Expat Financial Planning: Why Americans Should Consider a Solo 401(k)Submitted by Creveling & Creveling Private Wealth Advisory on July 19th, 2016
By Peggy Creveling, CFA and Chad Creveling, CFA
This article is for general information purposes only and is not intended as specific tax advice. Please consult your tax advisor for advice relevant to your situation.
If you're an American working overseas who's a contractor, sole proprietor, or small business owner, you may think that there are few U.S. tax-advantaged choices available to help you save for retirement. Those expats not working for U.S. firms are often unaware that they could be eligible to contribute to U.S. tax-advantaged retirement plans. Depending on your situation, however, there may be several alternatives from which to choose. The solo 401(k)―sometimes referred to as the single 401(k) or individual 401(k)―is one that can be a powerful retirement savings tool for some U.S. expats who are self-employed or who own a small business.
Benefits of Solo 401(k) Plans
Qualified expat contractors, sole proprietors, or small business owners can gain from contributing to a solo 401(k) plan in several ways. Of course, there are obvious benefits to accumulating savings in U.S. tax-advantaged accounts. But with the solo 401(k), you can contribute much more on an annual basis than you can to individual retirement accounts (IRAs), and even than to other small business plans such as the simplified employee pension IRA (SEP IRA). Finally, with a solo 401(k), you also have the option of making either tax-deferred or tax-exempt (Roth) contributions.
Solo 401(k) Eligibility
Your sole proprietorship or small company can establish a solo 401(k) plan, provided that the only eligible plan participants are you the business owner and your U.S. spouse (if you have one). Generally this means you won't be able to set up a solo 401(k) if you have other U.S. employees. It's worth noting, however, that depending on your specific 401(k) plan documents, certain types of employees may be ineligible to participate, including nonresident aliens, part-time employees, and those younger than age 21. If your only other employees fall into one of these categories, a solo 401(k) plan may still be an option for you.

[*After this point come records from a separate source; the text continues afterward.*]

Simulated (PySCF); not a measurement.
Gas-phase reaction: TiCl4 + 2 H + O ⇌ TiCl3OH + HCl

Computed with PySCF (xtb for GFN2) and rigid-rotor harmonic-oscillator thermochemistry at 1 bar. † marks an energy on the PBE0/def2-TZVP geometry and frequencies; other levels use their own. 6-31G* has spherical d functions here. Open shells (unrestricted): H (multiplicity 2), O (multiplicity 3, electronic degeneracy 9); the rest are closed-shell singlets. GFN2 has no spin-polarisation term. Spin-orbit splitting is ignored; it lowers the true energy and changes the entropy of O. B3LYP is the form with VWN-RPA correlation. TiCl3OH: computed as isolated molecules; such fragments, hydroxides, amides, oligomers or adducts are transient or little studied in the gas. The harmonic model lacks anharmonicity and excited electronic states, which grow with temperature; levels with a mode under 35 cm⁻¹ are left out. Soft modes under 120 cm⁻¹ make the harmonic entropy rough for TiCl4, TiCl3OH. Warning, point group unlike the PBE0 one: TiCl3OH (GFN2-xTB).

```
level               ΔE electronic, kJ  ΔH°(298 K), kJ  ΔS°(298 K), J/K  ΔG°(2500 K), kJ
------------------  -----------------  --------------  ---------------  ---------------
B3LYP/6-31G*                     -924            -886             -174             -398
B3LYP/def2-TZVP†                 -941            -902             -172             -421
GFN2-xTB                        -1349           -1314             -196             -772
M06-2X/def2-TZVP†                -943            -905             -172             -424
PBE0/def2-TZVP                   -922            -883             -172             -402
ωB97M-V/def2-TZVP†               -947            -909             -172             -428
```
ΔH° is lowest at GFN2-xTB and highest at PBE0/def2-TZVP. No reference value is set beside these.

Contributing to a Solo 401(k) Plan
Similar to other 401(k) plans, solo 401(k) plans can allow contributions in the following ways:
- An employee contribution of up to $18,000 (2016) if younger than age 50, or $24,000 if age 50 or above
- An employer (or profit-sharing) contribution of:
- Up to 25% of net adjusted business profits for those not required to pay self-employment tax
- Up to 20% of net adjusted business profits for those who are required to pay self-employment tax
For expat solo proprietors, contractors, or owners of foreign small businesses, a portion of your salary is effectively designated as the profit-sharing contribution. The maximum annual total limit for all types of contributions is $53,000 (2016), or $59,000 if age 50 or over.
U.S. Tax Implications
Pretax option: Qualified contributions (employee and profit sharing) can be deducted from U.S. taxable earned income at the time of contribution. These contributions then grow on a tax-deferred basis until you begin to withdraw them after age 59½, at which time they will be taxed as ordinary income at your future U.S. marginal tax rate.
Roth option: If your 401(k) plan documents allow it, the employee contribution portion can also be made to a Roth vehicle, and contributed to a separate Roth 401(k) account that will grow free of U.S. tax.
After-tax option: If the plan allows it, you may be able to make voluntary non-Roth, after-tax contributions of up to $53,000 (2016) or $59,000 if age 50 and roll these non-Roth, after-tax assets to a Roth IRA without conversion or tax implications.
Whether it's better for you to make pretax, Roth, after-tax, or combination contributions to a 401(k) plan will depend on your individual situation. You'll want to run through your potential U.S. tax burden now and as projected into retirement in order to make the best choice.
Special Consideration for Expats: The IRS Says Unexcluded Earned Income Only
While qualified U.S. expatriates can establish and contribute to solo 401(k) plans, you should be aware that contributions can only be made on unexcluded earned income (such as wages or self-employment income).
We emailed the IRS at RetirementPlanQuestions@irs.gov to ask whether 401(k) contributions could be made if a taxpayer's earned income was excluded using the foreign earned income exclusion (FEIE). An Employee Plans specialist at the IRS answered: "No. As per IRC 1402(a)(11), IRC 3401(a)(8), IRC 911 and Revenue Ruling 70-491." Note that Revenue Ruling 70-491 states that income excluded under the FEIE cannot be contributed to employment retirement plans that are formed under Internal Revenue Code 401.
Unfortunately the IRS's response seems clear: If you have no earned income or if you've excluded all earned income from U.S. tax using the FEIE and the foreign housing exclusion (FHE), you cannot contribute to a solo 401(k).
However, if you're currently excluding all of your earned income using the FEIE, in some cases it could make sense to revoke using the FEIE in order to contribute to a solo 401(k) plan. For example, if you pay a lot of local tax on your salary in the country you live, you may find that switching to using the foreign tax credit won't leave you worse off in terms of U.S. tax. Bear in mind, however, that if you make this switch and then change your mind within five years, you'll need to apply for IRS approval to resume using the FEIE by requesting a ruling from the IRS.
Solo 401(k)s can be a great way for U.S. expat contractors, sole proprietors, and some small business owners to save a significant amount each year in U.S. tax-advantaged accounts. You'll want to check with your U.S. tax advisor on whether establishing and contributing to a solo 401(k) or solo Roth 401(k) plan makes sense for you.
This article is a revised and updated version of one that appeared previously on www.crevelingandcreveling.com .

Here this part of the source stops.